Proper Cluster Deletion on GCP¶
Proper Deletion¶
When you are done using the cluster, you must use gcluster to destroy it.
When a cluster is created, gcluster provisions infrastructure (networks,
subnets, NAT gateways, IP addresses, Filestore instances, Slurm controller
and login VMs, and related resources). If any of these are deleted
out-of-band, some will remain and you will continue to be charged for
them. To delete your cluster correctly, run the following from the same
directory you ran gcluster create from:
where DEPLOYMENT_NAME is the value of vars.deployment_name: from your
blueprint (in the example tutorial: ppro-e4s-25-11-cluster).
Improper Deletion¶
Case 1: Compute Instances Deleted, Deployment Folder Remains¶
When the compute instances are deleted but the deployment folder still
exists, you can run the command ./gcluster destroy DEPLOYMENT_NAME/ and
it should properly remove all remaining created resources. You should
also run rm -rf DEPLOYMENT_NAME/ to remove the deployment folder.
Case 2: Deployment Folder Conflicts with a New Create¶
When the deployment folder has not been deleted, and you attempt to create the cluster again, you may get the error:
Error: Failed to overwrite existing deployment.
Use the -w command line argument to enable overwrite.
If overwrite is already enabled then this may be because you are attempting to remove a deployment group, which is not supported.

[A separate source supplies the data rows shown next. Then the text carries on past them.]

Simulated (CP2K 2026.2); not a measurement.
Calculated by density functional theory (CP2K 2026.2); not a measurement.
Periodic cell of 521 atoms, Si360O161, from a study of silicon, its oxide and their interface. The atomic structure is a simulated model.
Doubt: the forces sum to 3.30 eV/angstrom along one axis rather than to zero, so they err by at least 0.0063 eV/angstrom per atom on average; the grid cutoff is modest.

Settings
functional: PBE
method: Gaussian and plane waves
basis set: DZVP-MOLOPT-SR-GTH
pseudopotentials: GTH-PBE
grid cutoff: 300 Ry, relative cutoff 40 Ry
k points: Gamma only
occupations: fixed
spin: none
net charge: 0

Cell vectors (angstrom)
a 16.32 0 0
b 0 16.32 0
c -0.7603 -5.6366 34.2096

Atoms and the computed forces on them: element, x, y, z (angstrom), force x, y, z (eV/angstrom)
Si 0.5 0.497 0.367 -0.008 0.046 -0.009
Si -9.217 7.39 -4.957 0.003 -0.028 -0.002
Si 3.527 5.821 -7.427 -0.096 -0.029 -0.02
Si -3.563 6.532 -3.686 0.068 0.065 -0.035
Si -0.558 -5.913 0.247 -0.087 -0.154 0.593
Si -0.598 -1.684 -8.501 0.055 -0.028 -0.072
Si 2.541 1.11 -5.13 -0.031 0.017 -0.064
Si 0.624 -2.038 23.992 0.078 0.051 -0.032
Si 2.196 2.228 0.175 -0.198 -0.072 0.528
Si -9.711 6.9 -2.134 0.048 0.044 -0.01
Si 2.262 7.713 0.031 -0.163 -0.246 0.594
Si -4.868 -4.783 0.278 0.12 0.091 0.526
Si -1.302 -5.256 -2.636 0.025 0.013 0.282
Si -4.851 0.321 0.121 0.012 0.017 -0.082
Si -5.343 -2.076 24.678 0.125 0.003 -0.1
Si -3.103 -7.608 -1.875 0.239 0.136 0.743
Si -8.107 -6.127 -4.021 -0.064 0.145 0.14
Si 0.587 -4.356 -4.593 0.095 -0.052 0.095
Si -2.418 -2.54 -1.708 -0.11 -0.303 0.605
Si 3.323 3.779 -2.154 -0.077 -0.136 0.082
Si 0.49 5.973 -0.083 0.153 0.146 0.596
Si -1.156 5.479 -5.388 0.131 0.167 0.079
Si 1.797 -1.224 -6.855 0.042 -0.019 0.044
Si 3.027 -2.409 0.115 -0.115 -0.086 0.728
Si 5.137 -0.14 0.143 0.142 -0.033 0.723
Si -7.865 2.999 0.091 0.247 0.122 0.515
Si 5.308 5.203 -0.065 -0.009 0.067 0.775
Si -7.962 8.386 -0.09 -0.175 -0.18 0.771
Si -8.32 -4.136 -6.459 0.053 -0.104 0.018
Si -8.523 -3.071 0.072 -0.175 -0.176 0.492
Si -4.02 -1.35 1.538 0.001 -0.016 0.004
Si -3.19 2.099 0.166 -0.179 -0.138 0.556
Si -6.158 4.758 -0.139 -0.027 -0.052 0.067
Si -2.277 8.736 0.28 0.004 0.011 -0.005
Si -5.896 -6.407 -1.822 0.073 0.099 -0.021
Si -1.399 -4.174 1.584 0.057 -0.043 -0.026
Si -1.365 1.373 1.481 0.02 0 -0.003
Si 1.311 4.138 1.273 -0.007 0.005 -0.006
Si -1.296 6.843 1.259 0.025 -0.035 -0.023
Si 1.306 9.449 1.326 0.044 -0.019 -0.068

original error: the directory already exists: DEPLOYMENT_NAME
In this case, either remove the folder as described above, or pass the
-w flag to gcluster create to overwrite the existing deployment
folder with the new contents.
Case 3: Orphaned Infrastructure¶
If you are getting errors like the one below, gcluster is unable to
recreate a cluster because of leftover resources from a prior deployment
that was not cleanly destroyed:
Error: Error creating Address: googleapi: Error 409: The resource 'projects/YOUR-PROJECT/regions/us-central1/addresses/DEPLOYMENT_NAME' already exists, alreadyExists
with module.network.module.nat_ip_addresses["us-central1"].google_compute_address.ip[1],
on .terraform/modules/network.nat_ip_addresses/main.tf line 50, in resource "google_compute_address" "ip":
50: resource "google_compute_address" "ip" {
You must manually delete the leftover resources before gcluster can
recreate them. The most common categories are:
- Cloud NAT external IP addresses -- shown directly in the error above.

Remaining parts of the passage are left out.